The stock market found its footing again yesterday and is up 4.5% on the day after fears recede and dovish BoJ comments.
The BoJ Japan hiked rates at its last meeting on July 31, by 0.25%. Leaving the door open for further hikes before the year end. The central bank action sparked a 3-day selloff, where the NIKKEI225 lost 20.7% at one point.
To add to the bearish mood driven by a hawkish stance from the BoJ, the market also suffered the worse than expected jobs data that sparked recession fears in the U.S. As those fears receded, the BoJ governor’s comments have helped the Japanese stock market go green.
The comments have given confidence that the BoJ will not take action on rate hikes unless the economy can maintain some expansion. The main concern comes from price pressures due to wage increases, which may eventually oblige the BoJ to take action.

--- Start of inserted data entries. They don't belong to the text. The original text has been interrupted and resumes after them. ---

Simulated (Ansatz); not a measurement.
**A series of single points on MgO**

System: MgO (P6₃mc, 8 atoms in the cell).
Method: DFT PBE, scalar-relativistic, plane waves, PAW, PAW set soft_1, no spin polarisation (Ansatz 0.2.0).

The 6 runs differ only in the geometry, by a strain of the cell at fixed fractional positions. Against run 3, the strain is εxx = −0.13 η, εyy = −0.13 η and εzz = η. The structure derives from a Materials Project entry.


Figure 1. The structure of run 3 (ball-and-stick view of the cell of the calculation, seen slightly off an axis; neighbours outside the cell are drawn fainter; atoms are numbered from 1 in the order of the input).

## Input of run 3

In the meantime, JGB yields are declining, which may also give stocks a helping hand. Yesterday’s 10-year auction declined from 1.091% previously to 0.926%.
Technical View
The day chart below for the NIKKEI225 shows a bear trend with the market below the Ichimoku cloud. If today’s candle closes green it would complete a 3-day reversal pattern (yellow area), which should lead the market higher over the next days.
Confirmation of a possible correction in the bear trend comes from the RSI. The RSI dipped below 30 and a close around this level would bring the indicator back above 30, signaling a possible retracement.
The market has found resistance at 35,329 (grey line), further resistance can be found at 36,675 (green line), which corresponds to the dip in a previous correction. To the downside, the market will find support at 33,837 (black line) and at 30,469 (blue line).